Table of contents

How Can I Implement Custom Response Parsing with HTTParty?

HTTParty provides several powerful mechanisms for implementing custom response parsing, allowing you to process API responses in ways that go beyond the default JSON and XML parsing. Whether you're dealing with custom data formats, need specialized validation, or want to transform responses into domain-specific objects, HTTParty's flexible parsing system has you covered.

Understanding HTTParty's Response Parsing System

HTTParty automatically detects and parses common response formats like JSON and XML based on the Content-Type header. However, when working with APIs that return custom formats or when you need specialized processing, you'll need to implement custom parsing logic.

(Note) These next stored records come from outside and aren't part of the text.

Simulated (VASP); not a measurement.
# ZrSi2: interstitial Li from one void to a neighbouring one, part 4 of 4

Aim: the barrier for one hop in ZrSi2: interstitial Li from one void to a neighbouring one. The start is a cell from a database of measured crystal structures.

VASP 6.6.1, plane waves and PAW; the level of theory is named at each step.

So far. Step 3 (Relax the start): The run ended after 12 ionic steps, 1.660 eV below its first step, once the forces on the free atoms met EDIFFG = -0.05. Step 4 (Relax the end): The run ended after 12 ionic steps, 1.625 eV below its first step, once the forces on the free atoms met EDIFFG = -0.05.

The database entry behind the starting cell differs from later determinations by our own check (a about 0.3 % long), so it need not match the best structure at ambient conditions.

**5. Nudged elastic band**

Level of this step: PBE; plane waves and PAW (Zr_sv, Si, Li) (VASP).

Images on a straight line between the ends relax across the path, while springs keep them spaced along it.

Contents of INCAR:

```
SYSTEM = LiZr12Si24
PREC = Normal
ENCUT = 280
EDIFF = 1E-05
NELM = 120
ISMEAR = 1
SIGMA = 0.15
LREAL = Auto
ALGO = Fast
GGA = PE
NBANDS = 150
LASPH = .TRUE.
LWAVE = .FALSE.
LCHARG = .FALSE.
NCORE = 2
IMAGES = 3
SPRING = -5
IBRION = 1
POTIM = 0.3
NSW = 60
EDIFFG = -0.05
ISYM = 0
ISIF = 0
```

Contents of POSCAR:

Method 1: Using Custom Parser Classes

The most robust approach is to create custom parser classes that implement HTTParty's parser interface. This method gives you complete control over how responses are processed.

Creating a Custom Parser

# Custom CSV parser
class CSVParser < HTTParty::Parser
  SupportedFormats = {
    'text/csv' => :csv,
    'application/csv' => :csv
  }.freeze

  def csv
    require 'csv'
    CSV.parse(body, headers: true, header_converters: :symbol)
  end
end

# Custom XML parser with additional processing
class CustomXMLParser < HTTParty::Parser
  SupportedFormats = {
    'application/xml' => :custom_xml,
    'text/xml' => :custom_xml
  }.freeze

  def custom_xml
    require 'nokogiri'
    doc = Nokogiri::XML(body)

    # Custom processing logic
    {
      metadata: extract_metadata(doc),
      items: extract_items(doc),
      parsed_at: Time.current
    }
  end

  private

  def extract_metadata(doc)
    {
      version: doc.at('//version')&.text,
      timestamp: doc.at('//timestamp')&.text
    }
  end

  def extract_items(doc)
    doc.xpath('//item').map do |item|
      {
        id: item['id'],
        name: item.at('name')&.text,
        value: item.at('value')&.text&.to_f
      }
    end
  end
end

Registering and Using Custom Parsers

class APIClient
  include HTTParty

  base_uri 'https://api.example.com'

  # Register custom parsers
  parser CSVParser
  parser CustomXMLParser

  def self.fetch_csv_data
    get('/data.csv')
  end

  def self.fetch_xml_report
    get('/reports/latest.xml')
  end
end

# Usage
csv_data = APIClient.fetch_csv_data
puts csv_data.class # => Array (from CSV parser)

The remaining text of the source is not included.